Tony Nominee Michelle Wilson Talks About ‘Sweat,’ Life and Passions

 

 

By Sandi Durell

 

 

Michelle Wilson plays the pivotal role of Cynthia in the multi-award nominated Broadway show Sweat written by 2017 Pulitzer Prize Winner, Lynn Nottage. It’s an intense, and timely, ensemble play about working class families and friends, each under pressure from eroding factory jobs facing uncertain economic futures.

Congratulations Sweat’ on their 2017 Tony Nomination for Best Play and to Michelle Wilson for her Tony Nomination for Best Performance by an Actress in a Featured Role in a Play!

Speaking with Michelle was illuminating on many levels.

 

Photo: Joan Marcus

 

 

SD: What was your reaction when you read the script?

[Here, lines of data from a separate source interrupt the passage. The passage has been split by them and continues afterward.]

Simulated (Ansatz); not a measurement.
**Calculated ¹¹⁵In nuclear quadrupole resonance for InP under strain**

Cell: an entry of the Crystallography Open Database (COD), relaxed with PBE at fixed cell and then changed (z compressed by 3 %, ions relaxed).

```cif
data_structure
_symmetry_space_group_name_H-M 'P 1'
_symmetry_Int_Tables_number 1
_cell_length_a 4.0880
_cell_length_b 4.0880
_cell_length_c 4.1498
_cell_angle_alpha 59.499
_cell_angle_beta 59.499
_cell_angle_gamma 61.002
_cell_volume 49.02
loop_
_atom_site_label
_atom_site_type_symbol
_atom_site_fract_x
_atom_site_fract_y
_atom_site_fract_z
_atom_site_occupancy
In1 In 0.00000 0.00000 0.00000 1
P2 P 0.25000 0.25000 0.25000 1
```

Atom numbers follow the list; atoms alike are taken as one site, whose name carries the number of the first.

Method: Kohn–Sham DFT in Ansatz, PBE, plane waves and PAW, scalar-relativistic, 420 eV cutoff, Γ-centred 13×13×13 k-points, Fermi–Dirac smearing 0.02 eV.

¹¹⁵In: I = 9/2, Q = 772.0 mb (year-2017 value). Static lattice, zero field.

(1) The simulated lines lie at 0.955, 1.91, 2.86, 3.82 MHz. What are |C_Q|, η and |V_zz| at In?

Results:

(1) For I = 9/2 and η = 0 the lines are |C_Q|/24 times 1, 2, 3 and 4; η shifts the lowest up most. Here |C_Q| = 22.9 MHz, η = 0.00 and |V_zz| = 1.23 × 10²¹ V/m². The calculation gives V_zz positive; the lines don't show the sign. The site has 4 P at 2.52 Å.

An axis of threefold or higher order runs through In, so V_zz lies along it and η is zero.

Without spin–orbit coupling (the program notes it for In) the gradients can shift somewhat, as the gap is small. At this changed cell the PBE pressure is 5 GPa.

MW: I was in Detroit at the time, performing in Detroit ’67 and it haunted me from the start. I’m from Detroit, a workers town of the disenfranchised, so it was very familiar. Dominique Morisseau (friend and playwright Detroit ’67) and Lynn (Nottage) said the pieces are in conversation with each other. Factories shutting down and doing what you have to do, being totally stripped . . . very familiar to me.

 

SD: What are the challenges of the role?

MW: The role is very challenging, the stakes are familiar, the play is so dense. The surprise is Lynn’s compassion. In rehearsal you felt you got to the tip of something, but Kate Whoriskey (director) is so specific and just kept pushing. What’s wonderful about the ensemble is that you’re never done; every night there’s something different taking you in a new direction. Generous ensemble . . . never done playing.

 

SD: What was you reaction when you found out about the transfer from the Public Theater to Broadway?

MW: It’s so different in that it’s rare to work on something, get it in your bones, get to walk away for a while and come back fresh. You get to walk down the street, figure something else out, go back into rehearsal and say “I got it, I got it!”

 

SD: Sounds like maybe you didn’t have a lot of fun . . .

MW: We did have fun in rehearsal, generous fun, but all very intense. There’s so much love and support, everyone wants you to do well. At the Public we’d come out after a performance laughing, bawdy, irreverent . . . audiences are shook but we’d have to take a breath and honor where they were because we were just fine. We can turn to each other for refuge. We never have to fall out of love with each other. The audience doesn’t have that.

 

SD: Let’s talk about backstage stories – anything on or off stage you can share?

MW: What can I tell you? I’m always marveling at the company and how they extend themselves. One night I’m choking on stage during a big fight scene and someone comes up and brings me a beer and says “Drink.” People just take care of you and each other.

 

SD: What about pre show rituals?

MW: I go out on stage and walk it, look at all the seats in the audience and say a little chant. I need to connect with the space.

 

SD: Any role models, mentors?

MW: I’m a single mom and my daughter is in her first year at Smith studying neuroscience. It’s the community that has saved me; friends like Dominique. She would do readings in her living room and invite me to participate. It’s the community of artists who are my role models – people who are passionate and ambitious.

 

SD: Anyone in your family involved in theater?

MW: Well, my mom was a dancer in high school! She married young, had a baby but told me, when I was dancing to Lola Falana on TV, “you can do anything you want.” She really planted the seed.

 

SD: Is there a role you’d like to play?

MW: Any roles by the new generation of women writers – Katori Hall, Dominique Morriseau . . . all my friends . .  anything they write and I can explore. So many stories to be told.

 

SD: What about hobbies?

MW: I love to cook, at least once a week, even without my baby at home. Lots of cheese frittatas. It also depends on the season; pies, casseroles, one pot wonders! Now it’s salad days.

 

SD: If you weren’t an actor, what might you be doing?

MW: I’d be an activist, an advocate for social justice. My art is my politics. I’m honored to share the experiences of Sweat every night with audiences. I think we should have a talk back every night. I get as much out of it as they do!

 

SD: Thank you, Michelle. A great pleasure speaking with you.